According to SolarWinds’ latest survey, almost every Australian employee reported that application performance and availability affect their ability to do their job. In fact, over half said it was absolutely critical to help accomplish their work. As a result, subpar app performance and downtime equates to lost workforce and organisational productivity, reduced revenue and a lack of end-user satisfaction.

Poor visibility into converged infrastructures and outdated management of what we call the “application stack” can truly make or break a business—and like it or not, the ultimate responsibility for application performance falls on the IT department. At the same time however, ensuring the consistent availability and top performance of applications is far from a simple task, and it’s not getting any easier. There are many moving parts associated with modern applications, and problems with any one component can affect performance.

Application management is not a new concept for IT departments, however with the rising complexity and sophistication of apps, they do appear to be struggling to meet users’ demands and ensure application performance and availability. In the same survey, two-thirds of Australian employees said they expect IT to solve an app performance or availability issue in one hour or less; however the reality of IT meeting this demand only applied to one in three users. Regardless of whether the root cause lies within the control of IT, users are counting on IT pros to solve their app problems immediately and keep the business running smoothly.

Break Down The IT Silos

IT has traditionally functioned in siloes, managing servers, storage and other infrastructure elements separately for decades. However, thanks to the omnipresent consumerisation of technology and emergence of BYO-everything, consumers now expect anywhere, anytime availability of apps over any number of devices.
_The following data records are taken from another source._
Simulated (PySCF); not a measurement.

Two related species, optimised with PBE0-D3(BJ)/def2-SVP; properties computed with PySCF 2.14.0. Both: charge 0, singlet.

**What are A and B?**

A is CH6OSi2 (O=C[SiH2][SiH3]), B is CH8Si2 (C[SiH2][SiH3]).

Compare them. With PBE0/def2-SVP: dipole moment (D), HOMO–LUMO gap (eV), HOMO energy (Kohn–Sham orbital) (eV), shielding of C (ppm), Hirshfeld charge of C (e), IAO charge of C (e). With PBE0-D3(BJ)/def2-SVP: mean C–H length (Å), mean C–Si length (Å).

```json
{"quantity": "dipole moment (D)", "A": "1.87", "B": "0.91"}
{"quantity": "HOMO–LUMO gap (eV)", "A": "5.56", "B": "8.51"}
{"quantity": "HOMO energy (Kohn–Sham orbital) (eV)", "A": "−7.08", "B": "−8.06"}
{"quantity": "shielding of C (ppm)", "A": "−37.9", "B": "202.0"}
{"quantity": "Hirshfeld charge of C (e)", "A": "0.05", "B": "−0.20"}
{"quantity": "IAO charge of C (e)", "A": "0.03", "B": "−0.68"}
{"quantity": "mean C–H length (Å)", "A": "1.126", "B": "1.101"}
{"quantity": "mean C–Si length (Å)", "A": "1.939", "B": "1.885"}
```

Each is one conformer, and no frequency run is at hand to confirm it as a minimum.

To enable this, traditional capabilities like storage, compute and networking have been overlaid with cloud and virtualisation technologies in heterogeneous environments. It isn’t uncommon today to see organisations running a set of critical services on premise, another set of services on hosted infrastructure and additional services on public clouds. Multiple vendors, platforms and environments converge and can make what used to be management of a simple application increasingly complex for the IT pro. When this complexity is added to an already stretched infrastructure, app performance can suffer.

To better troubleshoot issues between the many moving parts of an application stack, IT pros need to move beyond the siloed mindset and adopt a more holistic, app-centric view. They must seek a full view of the technologies supporting applications, and connect the dots between the full application stack: the application code, software, middleware (database servers, directory servers, application services, server operating systems) and hardware components required for an application to operate at peak performance. This also includes infrastructure such as virtualisation, storage, server hardware and networks.

Keep It App-y, IT

With the opportunity to be leaders of change in an app-centric world, IT pros should aim to minimise time spent identifying and remediating problems. How? Consider the following first:

  1. Weigh up performance and financial cost together. For many organisations, a shift to a Cloud model is often a purely financial decision. However, an application-centric IT department should consider performance as much as finances when it comes to compute, storage and networking technology to avoid hassles later on.
  2. Consolidate the infrastructure. The more partners involved, the longer it takes to troubleshoot problems inside an application. IT pros should try to consolidate as much of the infrastructure as possible under internal management.
  3. Seek visibility of the infrastructure. Take control across the entire stack and ensure complete visibility of the infrastructure is a key component of what a partner or vendor offers. Reliance on partners’ monitoring capabilities means that performance is on their terms.

With more and more Australian businesses transitioning to the Cloud, understanding the app centric environment is essential.  By breaking down traditional IT silos and understanding how critical apps are becoming for business, IT pros can transition into the full application stack view to truly optimise performance—not only for IT, but the business as a whole.